Strategic marketing in a long tail economy
The Long Tail economy — it sounds so Silicon Valley, Web 2.0, business jargony. Is that really something the grounded, no-nonsense, dirt-on-our-boots Grand Valley community needs to be concerned with? Could be.
Chris Anderson, editor-in-chief of Wired magazine, introduced the term “The Long Tail” in 2004 to define the ability the Internet gives businesses to sell a viable volume of hard-to-find items to specifically interested customers. This model is in stark contrast to traditional sales strategies that center on selling large amounts of mainstream products to just a few clients (80 percent of the business to 20 percent of the clients). In Anderson’s book, The Long Tail: Why the Future of Business Is Selling Less of More (2006), Amazon and Netflix are highlighted for their ability to get more than 25 percent, and trending toward 50 percent, of their business from little, niche, onesie-twosie, independent-type products that are not available in mass-market retailers like Borders, Barnes & Noble, or Blockbuster. Matthew Breman of Cranium 360 urges us on, saying “In a Long Tail economy, there is plenty of room for unique products or services that have real value to take hold, grow, and become profitable.”
If this concept was trendy eight years ago, why am I rehashing it now? Times are changing. Interest in using technology to communicate with customers has finally reached a tipping point in the Grand Valley. Blackberries and iPhones seem ubiquitous. In 2010 when the iPad was launched, media reports ranked Grand Junction second in the U.S. with the largest concentration of iPads. In addition we love Facebook; over the past 12 months Grand Junction trends third in the state of Colorado for Facebook search volume. Blogs, interactive websites, Twitter, LinkedIn, or whatever, businesses in the Grand Valley are getting engaged with the tools that drive the modern Long Tail economy.
Great — right? If your product is a nanocomposite coating, custom bicycle frame, authentic Native American flute, or handmade collage, you can throw up a website and sell to hundreds of customers all over the world — right? Well, yes, that’s true, but it is not that simple.
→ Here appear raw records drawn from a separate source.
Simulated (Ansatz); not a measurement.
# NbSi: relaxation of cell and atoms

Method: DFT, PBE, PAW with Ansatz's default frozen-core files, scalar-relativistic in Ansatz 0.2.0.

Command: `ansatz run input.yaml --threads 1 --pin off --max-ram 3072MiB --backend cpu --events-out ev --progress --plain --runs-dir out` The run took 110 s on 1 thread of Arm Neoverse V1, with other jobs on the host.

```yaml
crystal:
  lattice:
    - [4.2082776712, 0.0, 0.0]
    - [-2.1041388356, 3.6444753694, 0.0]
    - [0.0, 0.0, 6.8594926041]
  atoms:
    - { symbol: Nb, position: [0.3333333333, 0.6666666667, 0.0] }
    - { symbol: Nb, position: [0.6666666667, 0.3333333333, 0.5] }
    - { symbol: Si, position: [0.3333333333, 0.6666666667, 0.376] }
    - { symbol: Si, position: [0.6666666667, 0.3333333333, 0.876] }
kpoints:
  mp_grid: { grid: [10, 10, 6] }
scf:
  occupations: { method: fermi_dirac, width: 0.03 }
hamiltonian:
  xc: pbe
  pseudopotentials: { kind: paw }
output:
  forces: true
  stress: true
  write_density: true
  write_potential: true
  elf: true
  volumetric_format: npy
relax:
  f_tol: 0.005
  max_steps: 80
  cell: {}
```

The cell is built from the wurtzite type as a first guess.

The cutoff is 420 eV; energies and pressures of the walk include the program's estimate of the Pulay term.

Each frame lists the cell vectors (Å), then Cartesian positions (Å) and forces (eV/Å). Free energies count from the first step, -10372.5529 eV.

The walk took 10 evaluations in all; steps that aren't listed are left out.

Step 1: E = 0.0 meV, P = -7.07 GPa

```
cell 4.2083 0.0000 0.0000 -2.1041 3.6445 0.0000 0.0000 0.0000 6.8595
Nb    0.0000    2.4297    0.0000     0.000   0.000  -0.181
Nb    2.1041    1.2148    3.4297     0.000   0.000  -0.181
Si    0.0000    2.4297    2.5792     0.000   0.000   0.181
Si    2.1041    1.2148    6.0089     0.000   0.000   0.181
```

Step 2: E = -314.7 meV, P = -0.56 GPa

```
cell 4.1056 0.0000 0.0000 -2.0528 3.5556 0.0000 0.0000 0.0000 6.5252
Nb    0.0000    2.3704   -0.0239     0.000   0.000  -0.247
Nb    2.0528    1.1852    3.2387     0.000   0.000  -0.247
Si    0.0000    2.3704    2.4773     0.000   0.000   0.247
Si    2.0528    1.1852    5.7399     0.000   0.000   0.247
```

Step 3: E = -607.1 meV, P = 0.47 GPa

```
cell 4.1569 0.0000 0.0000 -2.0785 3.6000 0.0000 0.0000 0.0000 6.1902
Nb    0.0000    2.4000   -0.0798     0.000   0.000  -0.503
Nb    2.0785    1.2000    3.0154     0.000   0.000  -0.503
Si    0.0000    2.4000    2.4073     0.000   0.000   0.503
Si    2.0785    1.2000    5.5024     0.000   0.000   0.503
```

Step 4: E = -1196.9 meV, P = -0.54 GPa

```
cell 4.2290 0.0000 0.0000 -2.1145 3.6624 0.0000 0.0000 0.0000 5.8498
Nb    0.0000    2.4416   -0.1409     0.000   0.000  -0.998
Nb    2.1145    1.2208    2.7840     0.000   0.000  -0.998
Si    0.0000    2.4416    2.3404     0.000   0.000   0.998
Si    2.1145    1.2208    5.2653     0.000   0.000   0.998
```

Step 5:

Selling hard-to-find items to specifically interested customers requires a very deliberate and carefully crafted branding strategy. In creating a brand — your brand being every way in which you come into contact with your customer — start with a clear picture of how you want your customer to perceive your business. In most cases, successful Long Tail products are driven by purveyors who have created a deep reputation as knowledge leaders/expert practitioners in their fields. Think about how to this get done: lectures, blogs, forums, classes, whatever is applicable to become a leader in that community.
A brand needs an image, a feel, and an attitude. It is a lot more than a logo; it is a manifestation of your culture. It is everything from the product, packaging, fonts, and colors to when and how the phone is answered. It is a look and feel that is consistent in everything the business does.
An image and perception are critical as you begin talking with your target customer. Find them, go to them, and speak to them. Attend conferences, comment on blog posts, connect using social media, or whatever works for you — just start talking. These conversations are going to be absolutely critical to making sure that your product is top-of-mind when your customers make their buying decisions.
Last step is your “storefront.” Where would your target customer look for products like yours? Independent retailers, trade magazines, referrals from trusted friends, or searching online … it all depends on where that client is most likely to look. Where customers are looking is where you need your products to be.
In many instances, Long Tail ventures will need to have a strong presence on the web. Andrew BE of Elegant Technologies is well studied in internet micro-niche marketing. BE explains that search engine algorithms have adapted to Long Tail thinking, which means that they are more specific, more pertinent. When consumers are looking for products or services, they no longer search for them in two to three keyword phrases; it’s gotten bigger and more specific. BE comments that “It’s not just finding a weight-loss solution anymore … these days, it’s a weight-loss program tailored for a 35-year-old computer scientist who plays golf on the weekends.” Businesses operating in the Long Tail need to be optimized so that their communications and their presence are ideally positioned to meet the special needs of their specific customer.
Matthew Breman reminds us, “If you have a unique product or service of value, there are plenty of opportunities to find an audience that is willing to not only listen to you but also spend.” So the challenge becomes locating and recognizing distinct target customers in the Long Tail without killing ourselves by spending too much time and money to reach them. The way to do this is to be strategic so that every step you take is part of a cohesive Long Tail branding strategy.